An Uber driver who came to the rescue of a US couple by driving them nine hours to an important meeting, says he could lose his job and have to leave the country.
Harpal Kang was nearing the end of his shift when the American couple asked him to drive them 650km from Auckland to Wellington, for an important business meeting which they were in danger of missing.
The couple had planned to fly down to Wellington but arrived in the middle of Cyclone Debbie, and were unable to find any flights, buses, or taxis to take them.
Kang agreed to take them on the $1033 trip, getting them to Wellington 30 minutes before the meeting started.
The couple contacted the Herald to publicly thank Kang.
But the article generated a storm of controversy about whether he'd driven more than the legally allowed hours. Today he was contacted by the NZTA, and was required to bring in his logbooks to be checked.
Kang told the NZTA he'd taken two breaks on the drive down, but he said he was still in trouble because his total working hours reached 16.5.
Drivers are only allowed to work for a total of 13 hours in a stretch.
He said the NZTA would decide in the next two weeks whether to issue a fine, or take him to court. If they went for court action, he said he'd leave New Zealand to return to India.
He has been in New Zealand for six years, and leaving would mean leaving behind his wife, who is studying to become a nurse.
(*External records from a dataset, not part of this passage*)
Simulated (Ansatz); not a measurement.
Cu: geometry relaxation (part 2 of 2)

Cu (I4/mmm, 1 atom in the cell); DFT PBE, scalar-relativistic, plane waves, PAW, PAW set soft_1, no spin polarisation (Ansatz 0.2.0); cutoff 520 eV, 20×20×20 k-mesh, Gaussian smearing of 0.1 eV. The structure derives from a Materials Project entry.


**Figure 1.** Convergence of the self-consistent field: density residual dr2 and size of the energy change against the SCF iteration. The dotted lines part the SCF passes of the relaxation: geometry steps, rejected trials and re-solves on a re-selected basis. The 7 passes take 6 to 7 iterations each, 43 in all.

"I told them, I'm not going to court again. I've already been to court one time, and it wasn't a good experience for me."
Last year, in his third week as an Uber driver, he faced court action because of a different problem with his logbook.
Kang said his problems were being caused by system problems in the Uber app, that left him vulnerable as a driver.
"(If NZTA decides on) a fine, I will ask Uber to pay, I'll say to them why did you send me this job.
"The application doesn't go offline after a driver finishes his hours.
"In the normal taxi industry a driver goes offline, after 13 hours you're done with that.
"The Uber application runs for 24 hours. That's the bad thing about the application."
Kang said when he picked the couple up, he did not know they were trying to get to Wellington. But when they asked, he felt he couldn't say no.
"I didn't do it for money, I just helped them out of the kindness of my heart."
He said he was not putting other people at risk on the roads that day and was confident he could make the trip safely.
The NZTA is now investigating.
A spokesperson said several complaints were laid about Kang after news of his long drive was made public.
"As a safety regulator the NZ Transport Agency takes its obligations to ensure that anyone carrying passengers for a living is not putting the public at risk.
"We don't condone drivers exceeding the permitted working hours or failing to take required breaks."
Blue Bubble Taxis chief executive Bob Wilkinson was one person who made a complaint.
"I am appalled that both the driver and the company that passed him the job would have done so knowing that his shift was about to end.
"Small Passenger Vehicle drivers can only work a maximum of 14 hours (with regulated breaks) in any 24-hour period," Wilkinson said.
"His work time would include his return trip to Auckland unless he took a minimum 10-hour break in Wellington rather than the 'nap' he said that he took.
"I shudder to think how long this driver had worked without a sufficient break and in contravention to the law.
"Not only would he have been fatigued but he was driving through the worst weather we have experienced for some time - a recipe for disaster.
"I also very much doubt that his passengers were unable to find a taxi that would take them to Wellington. However, they would have been quoted a fare that would have allowed a driver to do the job legally."
New Zealand Taxi Federation executive direction John Hart said the trip was "unacceptable".
"It's a question of safety.
"The law says that you need to have a break after seven hours, and if you're on a long distance job like that, it needs to be taken after five hours.
"NZTA has never hesitated to prosecute and impose very severe penalties on taxi companies and drivers who allow that to happen."
Hart said the couple might have had an important meeting to get to, "but there's the safety of the other people on the road to consider."
"If it's a road safety issue for taxis, surely it's a road safety issue for Uber."
What's the law for Uber?
The Government is currently considering changes under the Land Transport Amendment Act, that would amend driver regulations to make it easier for Uber to operate in New Zealand.
In the meantime, Uber drivers have been facing fines after the ride-sharing company announced its drivers didn't need NZ Passenger Endorsement certificates, as Uber did its own vetting. Drivers have claimed P endorsements were never mentioned as a possible issue when they signed up.
NZTA was asked if the rules on taxi driver hours and conditions also applied to Uber drivers. The Agency has not yet responded to the Herald.
Uber has been contacted to ask for clarification of their legal responsibilities.
A spokesman said "given the flexibility Uber provides, driver partners are free to take breaks whenever they choose and we encourage them to do just that whenever needed."
"The safety of our riders and driver-partners is a top priority, and we are clear in our community guidelines that if driver-partners are driving and feel tired, they should take a break. As the experts say, sleep is the only true preventative measure against the risks of drowsy driving."